No-ETL Data Pipeline Using StarRocks MViews

Discover how to integrate diverse data sources in real-time using StarRocks Materialized Views without complex ETL. This guide covers complete pipeline implementation from data loading to visualization, featuring StarRocks and Apache Iceberg scenarios for cost reduction and high performance.

No-ETL Data Pipeline Using StarRocks MViews

Introduction

Traditional ETL (Extract, Transform, Load) processes involve complex pipeline configurations and high operational costs. By leveraging StarRocks' Materialized View functionality, you can implement an efficient architecture that integrates and analyzes various source data in real-time without such complexity.

StarRocks' core strength lies in its ability to utilize Materialized Views not only with internal data but also with heterogeneous databases and Data Lake file-format data through External Catalogs.

This guide provides a step-by-step walkthrough of creating Materialized Views using StarRocks and Apache Iceberg as source data in two different scenarios, implementing a complete data pipeline from data integration to visualization.
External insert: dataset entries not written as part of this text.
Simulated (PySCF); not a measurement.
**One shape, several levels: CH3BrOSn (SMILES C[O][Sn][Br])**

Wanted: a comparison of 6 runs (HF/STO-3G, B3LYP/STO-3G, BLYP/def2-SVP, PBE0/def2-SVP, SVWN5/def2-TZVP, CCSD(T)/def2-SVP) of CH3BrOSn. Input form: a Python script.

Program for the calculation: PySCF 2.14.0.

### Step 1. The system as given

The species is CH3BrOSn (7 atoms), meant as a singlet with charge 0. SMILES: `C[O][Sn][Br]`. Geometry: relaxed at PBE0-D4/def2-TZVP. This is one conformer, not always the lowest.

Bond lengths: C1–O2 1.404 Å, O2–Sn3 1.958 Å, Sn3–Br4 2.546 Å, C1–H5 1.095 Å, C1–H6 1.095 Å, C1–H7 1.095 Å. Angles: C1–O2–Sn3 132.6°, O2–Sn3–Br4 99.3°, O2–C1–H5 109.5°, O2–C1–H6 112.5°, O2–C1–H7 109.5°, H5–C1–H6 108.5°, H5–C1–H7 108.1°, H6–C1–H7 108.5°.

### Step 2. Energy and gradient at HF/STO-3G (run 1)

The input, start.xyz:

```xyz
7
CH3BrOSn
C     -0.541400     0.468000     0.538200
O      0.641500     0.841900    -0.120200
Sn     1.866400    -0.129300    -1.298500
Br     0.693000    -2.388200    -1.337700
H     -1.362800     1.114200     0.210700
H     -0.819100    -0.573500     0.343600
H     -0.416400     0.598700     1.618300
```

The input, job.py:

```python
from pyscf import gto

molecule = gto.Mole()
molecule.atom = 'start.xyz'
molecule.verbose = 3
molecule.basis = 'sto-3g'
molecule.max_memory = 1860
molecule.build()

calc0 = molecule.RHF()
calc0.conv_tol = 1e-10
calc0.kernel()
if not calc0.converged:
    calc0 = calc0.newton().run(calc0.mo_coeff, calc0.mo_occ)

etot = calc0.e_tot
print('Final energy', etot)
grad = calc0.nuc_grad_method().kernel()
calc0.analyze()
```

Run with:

Dataset Used: New York City Traffic Crash Data (NYPD_Crash_Data.csv)
Data Source: StarRocks Official Website Quickstart Example

Table of Contents

  1. StarRocks Environment Setup
  2. Data Loading
  3. External Catalog Configuration
  4. Materialized View Implementation
  5. Apache Superset Integration and Data Visualization
  6. Conclusion and Future Directions

StarRocks Environment Setup

Catalog Creation

Click the StarRocks [Create] button in the DIP Portal's catalog creation menu, then input the required configuration information (version, name, S3 settings) to deploy the cluster.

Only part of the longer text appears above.